Tips on taking the perfect Real Estate Pictures


If you are employed to take real estate pictures or you just like taking pictures of houses, then you need to know the best way to do that so your pictures turn out good. It may sound simple to take real estate photos, but it’s not something where you just stand in front of a house and click off a few frames. Here are some tips on taking the perfect real estate pictures:


Have the right gear

One of the first things to consider is to use the right gear. For real estate photos you need a wide angle lens (if you can afford it also a tilt shift lens), a good steady and sturdy tripod (prevents blurry photos from hand held shots), and a good flash (that tiny pop up one on your camera will not cut it).


Clean up the area around the house 

Clutter and trash or things like an overgrown lawn can take away from a house looking its best. Obviously the real estate agent you are working for wants the house they are selling to look great, so doing things like picking up trash, mowing the lawn, and sweeping the porch go a long way to making the finished photo turn out perfect.

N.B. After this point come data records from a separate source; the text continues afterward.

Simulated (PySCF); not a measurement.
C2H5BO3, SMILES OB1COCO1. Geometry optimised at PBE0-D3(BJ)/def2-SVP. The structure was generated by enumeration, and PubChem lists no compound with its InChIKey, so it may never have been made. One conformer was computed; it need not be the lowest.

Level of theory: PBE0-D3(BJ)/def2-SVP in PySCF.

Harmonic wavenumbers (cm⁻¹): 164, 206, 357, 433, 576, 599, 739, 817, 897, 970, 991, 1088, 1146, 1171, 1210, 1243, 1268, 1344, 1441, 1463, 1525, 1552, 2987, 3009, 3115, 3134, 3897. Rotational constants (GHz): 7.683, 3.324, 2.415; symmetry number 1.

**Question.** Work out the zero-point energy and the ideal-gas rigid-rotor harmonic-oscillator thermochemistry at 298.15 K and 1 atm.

Chose the angle of the photo

Shooting a house straight on can be rather boring. If you instead do so from an angle, it gives some character and dimension to the home. You can choose the background that is most flattering to the building and the one that gives it the best backdrop.


Pay attention to the weather

Did you know that a sunny day may seem like a great choice to take a photo of a house, but it really isn’t? The best weather to shot a house photo is on a cloudy day, as this provides even and diffused lighting and gets rid of all the unforgiving shadows that could occur.


Pay attention to timing

Weather isn’t the only factor to help make the lighting for your house photo turn out better. The key to this is to choose the right time of the day. You want your lighting to be balanced between the house’s windows and the outside natural light. For instance, even if all the lights are turned on inside, no one outside will be able to tell if it’s sunny and high noon outside. But if you wait until evening after the sun has set, the outside of the house will be correctly exposed as the inside of the house looks warm and inviting with its interior lights turned on.


Shoot photos in the RAW

When it comes to trying to balance the light inside with the light outside, another thing to remember is to use the RAW setting for images. This way the balance between lighting and white balance can be tweaked to show the house in the way you desire.


Use Both Ambient and Flash Light

If you are taking photos inside a house in the daytime, the room light could be much darker than the outside natural light. If you don’t get the setting on the camera right so you can compensate for this, you will end up with over-exposed photos due to too much white light. You must balance lighting from inside with that of the outside. This can be done in several ways. One way is using a flash off camera that isn’t attached to the camera, which means the flash is used to increase the light exposure in the room. Another way is to learn how the shutter speed affects ambient light as the ISO level affects both that and the power of your flash. Learning out to properly use these will make the difference between mediocre and great real estate photos.


Learn the best camera settings

Speaking of ISO, it’s best to keep it at either 100 or 200, never on auto. This helps get rid of grainy or noisy photos. The key here is that you only raise the ISO if you need more power for your flash, as a higher ISO makes the flash more effective and powerful.

When it comes to aperture, put it at f/8. This is great for two main reasons: the lens is normally its sharpest and the depth of field is wide enough to ensure the whole room is in focus. The only time you should change this is if your flash needs more power. Then, open the aperture up to get more light. Remember to open it means picking a smaller f stop.


Compose your shots effectively

Make sure you have studied the area you want to photograph and know the best way to compose and set up the shot. Then, always take photos from more than one perspective so you can pick the best one once you get back to your studio. For instance, you can choose to aim the camera from one corner of a room to the other, or pick an angle that shows how one room flows into the next.

One vital thing is all vertical lines must actually be vertical. What that means is you have to aim the camera completely horizontally. If not, the results will look amateurish. Now, there are exceptions to that rule, for instance, if you are shooting a staircase, it is ok to tilt your camera upwards or downwards.

Most of the time it is advised to shoot from about chest height, or halfway in between the ceiling and a floor. But some say shoot at hip height. To be honest, you have to decide which way works for the room and its contents. For instance, if you are shooting a kitchen photo and the cupboards go from the ceiling down to the floor, shooting from the chest would work as it shows off the work surfaces. The bottom line is to make sure you don’t have too much dead and empty space when you compose the shot.

Using these tips will help improve your real estate photos.